Find and replace line not starting with pattern and copy text from previous line
-
Hi, @nitin-jain, @peterjones, @alan-kilborn and All,
Ah ah ! Alan, I, first, didn’t understand why you had the LRM sigle in the second line of my text. My second thought was that you created a Python script to make all these fancy Unicode format characters clearly visible ! But, luckily, marking any
\x{200e}character did the trick and showed me a thin red mark when this special char is present !
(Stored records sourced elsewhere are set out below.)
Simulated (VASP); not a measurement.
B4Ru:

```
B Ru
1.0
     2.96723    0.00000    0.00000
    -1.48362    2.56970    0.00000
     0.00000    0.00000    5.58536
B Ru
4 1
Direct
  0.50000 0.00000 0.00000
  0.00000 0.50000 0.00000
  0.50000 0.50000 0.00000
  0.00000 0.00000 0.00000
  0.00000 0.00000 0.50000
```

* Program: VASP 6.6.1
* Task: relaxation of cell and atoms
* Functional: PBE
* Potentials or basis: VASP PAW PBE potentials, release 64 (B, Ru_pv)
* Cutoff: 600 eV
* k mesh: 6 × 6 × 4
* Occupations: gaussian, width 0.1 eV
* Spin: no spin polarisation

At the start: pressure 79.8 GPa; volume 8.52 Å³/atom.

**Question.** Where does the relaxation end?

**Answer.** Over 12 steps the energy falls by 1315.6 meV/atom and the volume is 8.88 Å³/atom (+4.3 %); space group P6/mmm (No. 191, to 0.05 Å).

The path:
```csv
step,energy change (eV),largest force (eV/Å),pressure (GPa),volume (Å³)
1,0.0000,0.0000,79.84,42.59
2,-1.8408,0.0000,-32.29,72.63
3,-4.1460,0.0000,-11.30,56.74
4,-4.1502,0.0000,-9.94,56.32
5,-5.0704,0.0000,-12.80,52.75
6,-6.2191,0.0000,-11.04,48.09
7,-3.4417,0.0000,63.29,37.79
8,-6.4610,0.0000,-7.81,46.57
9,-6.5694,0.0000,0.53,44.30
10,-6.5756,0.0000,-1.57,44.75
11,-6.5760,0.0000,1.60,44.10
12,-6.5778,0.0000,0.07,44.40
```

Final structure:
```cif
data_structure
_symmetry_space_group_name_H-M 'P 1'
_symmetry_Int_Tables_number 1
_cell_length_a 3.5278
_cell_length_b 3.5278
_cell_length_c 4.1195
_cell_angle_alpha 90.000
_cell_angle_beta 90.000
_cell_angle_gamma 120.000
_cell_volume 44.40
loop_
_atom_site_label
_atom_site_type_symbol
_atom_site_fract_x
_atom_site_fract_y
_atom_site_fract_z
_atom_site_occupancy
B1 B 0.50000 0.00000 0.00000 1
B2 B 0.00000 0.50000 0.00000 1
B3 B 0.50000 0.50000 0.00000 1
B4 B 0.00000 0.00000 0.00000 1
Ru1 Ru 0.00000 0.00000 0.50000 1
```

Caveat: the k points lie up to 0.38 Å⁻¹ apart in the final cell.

So, @nitin-jain, as @peterjones said, use this simple regex S/R, below, to get rid of these format characters !
SEARCH
[\x{200B}-\x{200F}\x{202A}-\x{202F}]REPLACE
Leave EMPTYHowever, verify that this operation does not break down your text in any way ! I personally saw this case, while pasting Unicode characters from a long list, produced by this excellent and valuable site, regarding Unicode :
https://r12a.github.io/uniview/
Now, I’m pleased to note that there is no bug of our
Boostregex engine, in this matter, as that specialLRMchar is quite a character different from a[symbol !BR
guy038
-
@guy038 said in Find and replace line not starting with pattern and copy text from previous line:
Alan, … you created a Python script to make all these fancy Unicode format characters clearly visible
Well, yes, I did. :-)
-
@PeterJones I have a similar scenario where i have 10K lines i need to fix, is there any shorter way? Also, is there any way we can unmark the line number for those identified lines which does not start with a pattern.
Example: My line number starts with datetime (2021-09-14T21:10:55+00:00)
And can i make all these lines which does not start with “2021-” without line numbers provided by notepad++?
-
@Ahamed-Nawas-Ali said in Find and replace line not starting with pattern and copy text from previous line:
is there any shorter way?
The way described above is reasonably short. I am not sure what “improvement” you think is necessary (or even possible).
is there any way we can unmark the line number for those identified lines which does not start with a pattern.
Sorry, I don’t understand how that’s different than the original question.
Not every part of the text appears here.